3 Rules to Follow for First-Time Home Buyers

3 Rules to Follow for First-Time Home Buyers

Purchasing your first home is a big step. However, there are a few things that can trip you up if you’re not on your toes. Make sure your next chapter is a good one with these tips.

1. Don’t Make Large Purchases

Picture this: you have prequalified for a loan. You’re ready to move into the house of your dreams, the contract is signed and closing is just a month away. To celebrate, you finance another big purchase, like a new car, appliances or furniture for the entire house, only to learn the hard way: Making a big purchase even after you’ve received your pre-approval letter can jeopardize your home loan approval and in some cases kill the deal completely. When you apply for a mortgage loan a lender takes a look at your monthly payments and your income. It’s called a debt-to-income ratio. In most cases, lenders want to see that the total of your monthly payments does not go over 43 percent of what you make before taxes. They also do a stress test. In most cases, lenders want to see that the total of your monthly payments does not go over 43 percent of what you make before taxes. Financing an exorbitant purchase can tip your debt-to-income ratio, which not only results in delays but in some cases a turned-down loan. So, if you’ve got your eye on a new baby-friendly car or a trio of state-of-the-art kitchen appliances, it’s best to wait until all of the paperwork has cleared. Everyone’s debt-to-income ratio is different. If you are not sure how a big purchase might affect your own loan approval, talk to your loan officer.

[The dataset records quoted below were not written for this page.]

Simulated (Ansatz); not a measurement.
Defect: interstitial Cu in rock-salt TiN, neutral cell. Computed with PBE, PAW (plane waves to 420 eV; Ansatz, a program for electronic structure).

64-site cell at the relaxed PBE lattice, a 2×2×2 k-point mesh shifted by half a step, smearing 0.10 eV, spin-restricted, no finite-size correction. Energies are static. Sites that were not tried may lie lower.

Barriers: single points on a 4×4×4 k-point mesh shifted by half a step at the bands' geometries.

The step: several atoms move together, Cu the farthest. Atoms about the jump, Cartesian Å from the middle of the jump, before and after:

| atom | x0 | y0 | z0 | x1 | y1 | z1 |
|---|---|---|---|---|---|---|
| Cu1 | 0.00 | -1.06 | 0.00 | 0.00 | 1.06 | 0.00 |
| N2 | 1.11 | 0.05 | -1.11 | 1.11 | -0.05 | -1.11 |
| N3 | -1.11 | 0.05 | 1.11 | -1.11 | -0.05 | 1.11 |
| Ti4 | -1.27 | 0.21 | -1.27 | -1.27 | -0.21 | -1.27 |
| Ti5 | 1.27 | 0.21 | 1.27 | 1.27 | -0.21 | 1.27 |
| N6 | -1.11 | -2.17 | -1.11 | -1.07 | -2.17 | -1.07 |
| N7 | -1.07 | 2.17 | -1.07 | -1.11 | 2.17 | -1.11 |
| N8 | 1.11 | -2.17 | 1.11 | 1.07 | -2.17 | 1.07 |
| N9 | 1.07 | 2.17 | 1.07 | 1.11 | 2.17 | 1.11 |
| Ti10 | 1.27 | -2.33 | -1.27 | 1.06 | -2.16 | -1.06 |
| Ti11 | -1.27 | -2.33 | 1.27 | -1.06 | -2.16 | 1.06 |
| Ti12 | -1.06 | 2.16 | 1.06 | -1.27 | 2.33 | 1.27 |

2. Beware of Identity Thieves

Big life events, including purchasing your first home, can make you susceptible to identity theft. When you purchase a home, information about the transaction is posted as part of the public record, which typically includes the date you bought your home, the mortgage company and the sale price. Identity thieves can use this information to steal your identity. Some criminals will even go as far as calling you posing as a person from your mortgage company as a means to collect sensitive information. Whether you’re single, engaged or married, it’s best to seek help with monitoring, protecting and ensuring your identity via an identity theft protection service.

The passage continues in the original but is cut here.